Hello, it’s Dylan. Again. Today, as always, I will be talking about our latest project, which was called (you guessed it) “Ology of Apology”. In this project our driving question was “How can we keep apologies for past wrongs alive so they are remembered – and not repeated – today?”.

Throughout the project we looked at various examples of historical apologies for injustices – specifically those made by the Canadian Government for injustices they had done in the past – and discussed how they could be better, or what made them work well/be convincing. We also looked at what makes a good apology and how we could write apologies for injustices that have been committed in the past. After that, we learned about the Komagata Maru, Japanese Internment in WWII, and the Chinese Head Tax, the latter of which we had learned about in our previous project.

Next, we did a deep dive into historical perspective, ethical judgement, and our primary sources. The end goal for this project was to make a keynote presentation about the injustice we had been assigned out of the three aforementioned. I got the Komagata Maru Incident which I wanted, since it was the one I knew the least about out of the three. We looked at primary and secondary sources for our topics to build on the information we already knew about the events and prepare for our keynote presentations.
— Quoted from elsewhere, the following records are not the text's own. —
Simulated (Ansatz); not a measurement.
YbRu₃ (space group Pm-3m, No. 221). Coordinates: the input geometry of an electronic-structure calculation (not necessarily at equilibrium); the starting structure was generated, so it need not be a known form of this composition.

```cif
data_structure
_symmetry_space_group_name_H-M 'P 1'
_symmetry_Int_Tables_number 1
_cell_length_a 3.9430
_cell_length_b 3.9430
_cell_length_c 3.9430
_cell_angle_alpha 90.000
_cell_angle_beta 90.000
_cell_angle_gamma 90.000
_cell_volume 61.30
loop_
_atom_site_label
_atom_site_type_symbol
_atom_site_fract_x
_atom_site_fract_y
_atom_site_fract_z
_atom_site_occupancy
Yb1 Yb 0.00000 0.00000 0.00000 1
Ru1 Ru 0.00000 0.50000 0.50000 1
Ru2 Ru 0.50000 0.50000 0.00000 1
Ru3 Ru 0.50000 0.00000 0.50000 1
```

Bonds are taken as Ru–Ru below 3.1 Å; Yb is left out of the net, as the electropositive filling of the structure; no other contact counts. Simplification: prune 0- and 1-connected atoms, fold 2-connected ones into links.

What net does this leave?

We had conferences with the teacher to figure out what we could change, add, or remove about our keynotes that we had made. With the critique we received, we revised our keynotes. That shouldn’t come as a surprise, since by now, I’m sure whoever is reading this has read other posts, and can see that revision, peer critique, and more revision is a recurring topic in PLP. I really like it since it’s very helpful to get other people’s perspectives on the work I do so that I can know what the feedback I get once I finish my work must be.

We wrote scripts for our own ethical judgements of the topics we had been assigned. There were no “right” or “wrong” judgements since they are all based on opinion, but our ethical judgements had to be based on fact and be backed up by historical evidence. Next, we recorded a narration of our scripts and handed those in to be marked.

The general consensus was that all of the events we learned about were horrifying violations of human rights where people were subject to awful conditions, and that is my belief, but if someone believed otherwise and had evidence and fact backing up why they thought that and why that was their opinion and presented it in a logical and convincing way, that would have also gotten a good grade.

The final product was a monument to one of the events we learned about. It was all incorporated in the Winter Exhibition so it was more of something we were assigned than something we chose. I worked with Zach and we made ours based around corporate greed and the Japanese Internment during the Second World War in Canada. In the past, I’ve had semi-negative experiences with exhibitions, but this one was actually a lot of fun. I really enjoyed explaining the work that we had done and it was a lot better than the other exhibitions. I think it was really great to have a positive experience associated with PLP exhibitions because chances are, I’ll be more open minded and even more excited for future exhibitions. For our monument we made a plaque, which we read out to the visitors and explained. We also used it to explain the monument we built. Here’s the plaque:

Here’s some pictures of the Monument we made. Unfortunately, they’re not great quality since the monument had to get set up in the room and the lighting wasn’t very good.

Anyways, that’s pretty much it. The exhibition went well and I’m proud of the work that Zach and I did, and I think that it fully represents the learning we did and the topics we were representing.

I hope you enjoyed all 703 words of this blog post and I’ll see you later.